Tesco Rises 0.87% Before June 18 Q1 Update — Ftse 100 Share Price

Tesco Rises 0.87% Before June 18 Q1 Update — Ftse 100 Share Price

Tesco’s ftse 100 share price rose 0.87% to 473.00p on Friday, leaving the stock 4.10p higher for the week ahead of its June 18 first-quarter trading statement. The move kept Tesco below its 52-week high of 508.00p and above its 52-week low of 392.60p. The latest buyback purchase gave the market another signal that management is still returning cash while the update date draws closer.

Tesco’s 1,930,870-share buyback

Tesco said on June 12 that it bought back 1,930,870 ordinary shares on June 11 at an average price of 473.51p each. The repurchased stock will be cancelled. Since the buyback began on April 22, Tesco has bought 66,718,610 shares for £304.2 million, a pace that keeps shrinking the share count even as the company heads toward its next trading update.

473.51p is close to where the shares closed on Friday, which is why the buyback activity and the market price are tracking one another so closely. For holders, the immediate question is whether that cash return can keep supporting the stock if the June 18 statement lands without a fresh earnings surprise.

Ken Murphy and weekly shop costs

Ken Murphy said Tesco will “do whatever we can to help keep down the cost of the weekly shop.” That line matters because Tesco has already posted FY 2025/26 sales excluding VAT and fuel of £66.59 billion, up 4.6%, alongside adjusted operating profit of £3.15 billion and free cash flow of £1.96 billion. The company is also guiding for FY 2026/27 adjusted operating profit of £3.0 billion to £3.3 billion.

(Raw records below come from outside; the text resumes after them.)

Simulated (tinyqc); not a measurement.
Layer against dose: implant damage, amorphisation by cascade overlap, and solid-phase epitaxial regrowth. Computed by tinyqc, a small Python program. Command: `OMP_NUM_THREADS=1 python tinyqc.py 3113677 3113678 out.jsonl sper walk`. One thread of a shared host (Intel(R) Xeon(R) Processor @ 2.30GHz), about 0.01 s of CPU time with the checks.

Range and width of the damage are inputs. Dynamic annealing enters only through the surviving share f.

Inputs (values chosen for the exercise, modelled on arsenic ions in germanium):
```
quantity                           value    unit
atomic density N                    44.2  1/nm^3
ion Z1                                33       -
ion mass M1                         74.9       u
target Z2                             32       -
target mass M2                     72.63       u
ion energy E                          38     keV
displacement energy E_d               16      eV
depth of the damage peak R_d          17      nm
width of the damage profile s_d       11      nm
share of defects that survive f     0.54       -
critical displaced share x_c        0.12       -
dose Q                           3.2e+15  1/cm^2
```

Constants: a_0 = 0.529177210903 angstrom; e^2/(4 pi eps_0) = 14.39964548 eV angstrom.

3.1% UK grocery inflation in the four weeks to May 17 gives the June 18 update a sharper edge. If sales keep trending higher, as Aarin Chiekrie said they “should see sales continue to trend higher,” Tesco’s buyback and operating guidance will be judged against a market that is still valuing the group at £29.72 billion, or 15.89 times earnings, with a 3.07% dividend yield.

FTSE 100 and Tesco’s range

1.6% was the FTSE 100’s gain on Friday, lifting the index to 10,471.7 points and leaving Tesco in a supportive tape rather than fighting the broader market. The shares still sit below the 508.00p peak from the past 52 weeks, so the next trading statement now has to do more than simply show steady trading; it has to justify why the stock should move closer to that range high.

June 18 is the next hard date for Tesco holders, and the focus will be on whether sales, margins and the buyback can all stay aligned in one print. A stock that finished at 473.00p has left the market with a clean marker: the update must either reinforce that level or force a reset.